Thursday, October 30, 2008

Looking Up Data in P2P Systems

This article begins with a discussion of centralized vs non centralized indexing structures in P2P systems. Entirely centralized systems, such as Napster, contain a single point of failure. This is the fundamental problem which subsequent systems aimed to solve. The article moves on to a discussion of some such symmetric, structured systems. They contrast Chord's circular skiplist routing scheme with tree-based routing schemes used by Pastry, Kademlia, and Tapestry with CAN's d-dimensional space based partitioning abstraction (which makes intuitive sense to those who are comfortable thinking in spatially).

They make a largely unfounded claim that P2P systems are useful for a lot more than illegal music sharing. However, for the most part, P2P systems haven't seen widespread adoption for problems other than illegal file sharing (you nerds in the back of the room are quick to point out that bit torrent is used to distribute various flavors of linux, but that was an already solved problem, sit back down). Why?

To rephrase, why do the LARGEST distributed systems in the world, those run by internet giants like Google and Yahoo, still run software stacks (such as MapReduce, Chubby, etc.) that are engineered to contain a small number of points of failure? I say it is because we have come to realize that the performance and complexity cost of making our systems entirely symmetrical is not justified. Instead we use replication and psuedo-distribution of mission critical centralized services to provide resiliency.

The only time we find value in a fully symmetric system is when we don't want to or can't have a centralized authority. However for any legitimate business use, we DO have a centralized authority, that being the business itself. This leaves a very narrow market for the justified use of these symmetrical systems, i.e. illegal or ad-hoc file sharing.

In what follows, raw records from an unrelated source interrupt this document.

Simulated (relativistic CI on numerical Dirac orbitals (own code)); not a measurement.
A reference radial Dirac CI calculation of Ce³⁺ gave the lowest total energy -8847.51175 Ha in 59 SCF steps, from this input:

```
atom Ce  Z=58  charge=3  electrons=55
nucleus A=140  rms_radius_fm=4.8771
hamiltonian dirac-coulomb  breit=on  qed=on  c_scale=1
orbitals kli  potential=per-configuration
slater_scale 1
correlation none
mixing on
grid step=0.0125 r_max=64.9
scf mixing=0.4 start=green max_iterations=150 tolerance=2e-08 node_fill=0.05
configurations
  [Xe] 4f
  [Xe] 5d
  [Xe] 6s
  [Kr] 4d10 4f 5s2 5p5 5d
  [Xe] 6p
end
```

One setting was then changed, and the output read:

Before this, I hadn't read about any DHT's other than Chord, so I appreciated the abbreviated introduction to such a variety of other DHTs.

2 comments:

Ari Rabkin said...

That's a little harsh. If you need very high availability, and distrust configuration, symmetric ad-hoc systems make sense. That's why Dynamo does it.

Andy Konwinski said...

yes, I concede that dynamo is an example of a large computer engineering company really using a DHT.